Yes, but I was actually thinking of adding a boolean property, impute_values to the Model object on creation, and produce an error rather than a warning if there are missing data and impute_values is False.
One thing I don’t understand is that it didn’t seem like my data got imputed, but I may be wrong. In the presence of missing data, my colleague ran the model and sent me this error message:
WARNING (theano.tensor.blas): Using NumPy C-API based implementation for BLAS functions.
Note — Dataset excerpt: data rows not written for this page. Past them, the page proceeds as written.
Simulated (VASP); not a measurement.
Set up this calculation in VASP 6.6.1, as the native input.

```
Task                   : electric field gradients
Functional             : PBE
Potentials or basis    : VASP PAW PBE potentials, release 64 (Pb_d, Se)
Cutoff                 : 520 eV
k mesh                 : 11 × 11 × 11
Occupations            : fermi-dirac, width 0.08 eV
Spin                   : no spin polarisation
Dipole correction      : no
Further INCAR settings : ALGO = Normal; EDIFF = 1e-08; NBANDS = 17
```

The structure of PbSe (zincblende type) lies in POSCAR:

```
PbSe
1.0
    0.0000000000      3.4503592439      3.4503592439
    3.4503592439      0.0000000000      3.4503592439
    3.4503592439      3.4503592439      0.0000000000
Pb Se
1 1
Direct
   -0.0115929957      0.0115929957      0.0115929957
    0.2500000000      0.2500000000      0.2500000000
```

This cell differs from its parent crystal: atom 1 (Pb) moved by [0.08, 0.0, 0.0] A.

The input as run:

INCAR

process_plan: r1bbktv6x4xke
Processing: plan_attributes.json
Found 93 Records in r1bbktv6x4xke
Processing r1bbktv6x4xke 7.5e-05 UWBF_NOR
Trace directory is: gander-data/UWBF_NOR/trace
Auto-assigning NUTS sampler...
Initializing NUTS using jitter+adapt_diag...
Multiprocess sampling (4 chains in 4 jobs)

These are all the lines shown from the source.